The Official Mixer’s Manual, Patrick Gavin Duffy, 1934 • Vintage Spirits and Forgotten Cocktails, Ted Haigh, 2009

The blinker is an odd bird. It resides in the same neighborhood as offbeat classics like the Japanese, Seelbach, and between the sheets: recipes that don’t really make sense on paper—and maybe don’t make perfect sense in a cocktail glass either—but work just well enough to bring the adventurous drinker on a fun and weird ride. Perhaps a better comparison might be the lion's tail, since they both contain whiskey and unlike some of the aforementioned, are not only interesting, but really good too.

Originally published in The Official Mixer’s Manual, a somewhat exotic 1934 text by Patrick Gavin Duffy, The Blinker might have drifted off into history had it not been illuminated by Ted “Dr. Cocktail” Haigh in his 2009 book Vintage Spirits and Forgotten Cocktails. The good doctor mostly kept the recipe intact, but made one significant change: he subbed in raspberry syrup for grenadine. He argued that in the 1930s, grenadine and raspberry syrup were often treated as interchangeable, and raspberry syrup, well, tasted better. Since then the blinker has gained a steady reputation as a raspberry drink; so much so that some recipes associate the raspberry ingredient directly with the 1930’s original, skipping Haigh's alteration altogether.
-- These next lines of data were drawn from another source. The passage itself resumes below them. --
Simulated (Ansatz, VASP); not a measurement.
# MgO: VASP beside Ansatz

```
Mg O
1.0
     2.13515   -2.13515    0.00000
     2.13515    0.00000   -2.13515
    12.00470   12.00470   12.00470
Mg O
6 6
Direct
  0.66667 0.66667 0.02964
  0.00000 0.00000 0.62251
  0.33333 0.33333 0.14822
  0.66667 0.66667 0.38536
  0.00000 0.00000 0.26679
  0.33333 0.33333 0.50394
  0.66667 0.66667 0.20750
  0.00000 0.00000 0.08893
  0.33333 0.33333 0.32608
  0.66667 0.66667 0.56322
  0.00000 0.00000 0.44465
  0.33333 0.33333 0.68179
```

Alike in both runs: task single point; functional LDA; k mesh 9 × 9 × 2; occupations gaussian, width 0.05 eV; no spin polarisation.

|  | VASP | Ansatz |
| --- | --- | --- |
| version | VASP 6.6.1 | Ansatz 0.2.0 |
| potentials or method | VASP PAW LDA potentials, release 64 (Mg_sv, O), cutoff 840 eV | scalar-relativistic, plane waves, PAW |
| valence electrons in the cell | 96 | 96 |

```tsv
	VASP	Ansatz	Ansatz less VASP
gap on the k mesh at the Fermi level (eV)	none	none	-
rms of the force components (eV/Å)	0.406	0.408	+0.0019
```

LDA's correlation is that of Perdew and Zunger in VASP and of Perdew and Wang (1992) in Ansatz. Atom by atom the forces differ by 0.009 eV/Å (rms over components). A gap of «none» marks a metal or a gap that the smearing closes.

It has become very popular to use raspberry jam or ice cream syrup for this drink. Haigh’s version is open ended, simply requesting “raspberry syrup”, but Chuck Taggert has confirmed several times that Haigh does indeed make the cocktail with the store bought stuff, so that is probably where the trend began. We have always found the best raspberry syrup is homemade. It is probably closer to what Duffy would have used (Smucker's products are mostly corn syrup) and exudes the heavenly taste of fresh berries. If the idea of a produce department frightens you, Small Hand Foods has an undoubtedly excellent raspberry syrup in their repertoire. The original version of this recipe does not specify a garnish, but we like to make it the way our favorite bar back in Brooklyn made it: with a generous grapefruit peel.